With this $5.00 fee Tasi buys equipment to operate the island, pays for maintenance and other “miscellaneous” expenses. This money should be accounted as additional income to Tasi for paying for expenses what ordinarily should be a lessee’s. How it is used and how much is turned over to DPL to this date remains a mystery. It totals in the millions. Oh, well, I’m just thinking out loud.

During the five years Tasi somehow received an additional three years at no extra cost making the lease now eight years. Five became eight with business as usual at the expense of the people of the CNMI.

In August 1998, after the eight years expired, Public Land requested proposals from new concessionaires. Two companies each offered about $10,000,000 for a five year lease. For some reason all bids were discarded and Tasi was allowed to stay as a hold over tenant.
From September 1998, until today they are paying an average of $9,000 per month rent and still share in the $5.00 landing fee.

Thinking out loud, I did some rough calculations. Had Public Land accepted one of the offers made in August, 1998, it would have received $2,000,000 lease rental per year.
However Tasi is paying only $108,000 per year. Thus for the past two years since 1998, Public Land will have received only $216,000 total.
Had their offer been accepted, the new concessionaires would have paid $4,000,000. A whooping loss of $3,784,000 for DPL. Someone is milking the cow and the people of the CNMI are the losers. What a sweetheart deal. No new bid proposals are being considered. Wow! What a deal. But then I am only thinking out loud.
Another crazy thought passed through my mind.
The CPA has a ruling that all commercial boats departing from any land controlled by the CPA must pay a departure fee of $6.00 per passenger which was published in the Commonwealth Register October 1999.

At the seaplane ramp and at Echo Dock, several boats are tied up there. Checking what fees are being charged as departure fees, I learned that these boat owners are exempt for unknown reasons from paying any fee. Even the Tinian Express is forced to pay $3.50 per passenger departure fee.

My rough calculations estimate at least 100 people depart from the two sites daily. 100 X 30 days in a month X $6.00 equals $18,000 of lost revenue per month or $216,000 per year. This is lost revenue to the CPA? How can this happen? Now the CPA has decided to allow Tasi Tours to pay only $2.25 per departure fee from the CPA port.

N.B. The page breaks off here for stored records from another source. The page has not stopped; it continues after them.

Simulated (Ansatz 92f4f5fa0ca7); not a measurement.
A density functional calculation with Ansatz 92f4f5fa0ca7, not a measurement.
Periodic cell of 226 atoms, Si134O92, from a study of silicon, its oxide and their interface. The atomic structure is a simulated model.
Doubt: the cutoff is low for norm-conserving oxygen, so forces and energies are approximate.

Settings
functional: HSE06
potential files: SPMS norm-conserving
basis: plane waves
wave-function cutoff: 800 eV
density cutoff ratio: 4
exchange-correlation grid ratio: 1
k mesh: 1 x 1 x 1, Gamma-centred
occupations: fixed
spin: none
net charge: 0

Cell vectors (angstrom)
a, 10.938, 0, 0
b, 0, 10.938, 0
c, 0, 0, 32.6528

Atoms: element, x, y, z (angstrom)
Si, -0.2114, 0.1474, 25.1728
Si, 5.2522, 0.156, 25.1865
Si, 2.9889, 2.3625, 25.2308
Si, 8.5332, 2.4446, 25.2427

Recently the CPA began charging the community a parking fee of $1.00 per hour at the airport to make up for insufficient revenue. Soon the CPA will also be charging parking fees at the commercial port. Yet they do not collect the correct departure fees from Tasi Tours and various boat owners. Instead they prefer to collect this money from the people of the CNMI, while letting their friends get away without paying little or no departure fee. Hey, what are friends for anyway. Excuse me, I am only thinking out loud.